When I was in college (around 2010), I worked with OpenCV and facial detection quite a bit, I always found it very interesting. I wanted to build a recognition platform on top of this, but I quickly determined I was in way over my head...
Neural networks have come a long way since then.
Since moving into our home, I have been trying to find ways of gathering data. Temperatures inside and outside, moisture levels in the garden, todo list data, camera systems with motion detection, etc. I have been doing this in the hope that one day, I can create a neural networks to help with things around the house.
Recently, I have had a breakthrough in this area.
After noticing that I was accidentally storing hundreds of gigabytes of motion detection videos, I realized the treasure this could be!
Finding the interesting bits
Since I peruse the tech blogs every day, I remembered seeing some new work in the image tagging world. After some searching, I found it again, YOLO. After building this library, downloading a previously trained model, and learning a bit of python, I was labeling objects in my videos!
At first, I naively thought there was no way this could work for my use case. Each tag took around 30 seconds to calculate and I was potentially going to have thousands of frames thrown at this thing.
NO. I went a much simpler route that has bene working well.
Only a few frames
I decided there was no reason to analyze entire videos worth of frames. My motion detection was already doing the hard work for me. I decided to break out ffmpeg and extract a few frames of the detection video.
This greatly simplified my problem. Now all I had to do was tag a few images for each detection video.
I quickly wrote a simple python server that accepted an POST request with an image, and used YOLO to spit out a list of labels. Each which had bounding box data... this was getting exciting.
Tagging
Just for fun, I whipped up a quick react app which allowed me to swipe through all my tagged objects and give them real labels.
Personal Recognition
To be honest, the labels were nice, but those were not what I was after. I wanted to know when my wife walks through the gate, if my dog is barking at the fence, or if a friend comes over. That was my goal.
I went back to a library I had tried before and failed with. ConvNetJS I had remembered he made a demo which could learn to recognize objects from a dataset with 90% accuracy after just a few minutes.
Here is the demo.
I now had a large amount of raw training data, and a potential library to use.
I knew my raw data needed to be cleaned up and normalized for it to run through a network. I kept it simple, I cropped out the detected boundary of the image then used a contain algorithm to resize them to 64x64. In the future I want to also save a horizontal flipped version of the image so I can double my training data.
It took a fews day to figure out ConvNetJS. At first I was only running the data through once per image and expecting it to work 🤦.

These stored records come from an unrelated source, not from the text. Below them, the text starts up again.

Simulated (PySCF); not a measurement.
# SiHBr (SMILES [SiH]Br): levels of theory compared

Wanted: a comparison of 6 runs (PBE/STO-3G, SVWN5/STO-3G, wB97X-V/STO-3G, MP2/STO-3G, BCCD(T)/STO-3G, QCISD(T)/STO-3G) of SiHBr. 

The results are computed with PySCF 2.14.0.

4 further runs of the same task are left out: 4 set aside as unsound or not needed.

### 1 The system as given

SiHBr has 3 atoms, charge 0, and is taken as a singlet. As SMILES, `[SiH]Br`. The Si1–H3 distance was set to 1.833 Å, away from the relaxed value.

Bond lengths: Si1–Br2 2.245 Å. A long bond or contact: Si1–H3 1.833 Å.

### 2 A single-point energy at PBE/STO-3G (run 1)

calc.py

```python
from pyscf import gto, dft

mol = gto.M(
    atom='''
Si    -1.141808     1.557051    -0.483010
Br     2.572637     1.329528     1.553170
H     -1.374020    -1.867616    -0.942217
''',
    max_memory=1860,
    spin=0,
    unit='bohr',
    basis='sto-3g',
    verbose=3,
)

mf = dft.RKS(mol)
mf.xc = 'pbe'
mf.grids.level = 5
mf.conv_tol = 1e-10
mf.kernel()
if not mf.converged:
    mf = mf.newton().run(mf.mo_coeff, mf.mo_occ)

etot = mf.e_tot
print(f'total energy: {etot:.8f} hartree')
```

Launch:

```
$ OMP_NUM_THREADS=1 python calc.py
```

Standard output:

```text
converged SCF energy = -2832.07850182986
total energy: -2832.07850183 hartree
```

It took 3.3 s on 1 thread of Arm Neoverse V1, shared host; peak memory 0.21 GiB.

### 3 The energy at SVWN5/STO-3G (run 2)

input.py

I went back to the demo and realized he was throwing random input images at the network and teaching it the correct label, while minimizing the "classification loss". I coded up something very similar, but without the fancy graphs. It was just a terminal app that took all my normalized images and personal labels and trained them randomly over a set amount of iterations.
After tweaking the network training configuration a few times, my training normally takes around 30 mins, and performs quite well.
I now get emails throughout the day of recognized people, dogs, cars, etc.
Still more work to do, but I am very happy with where it is right now.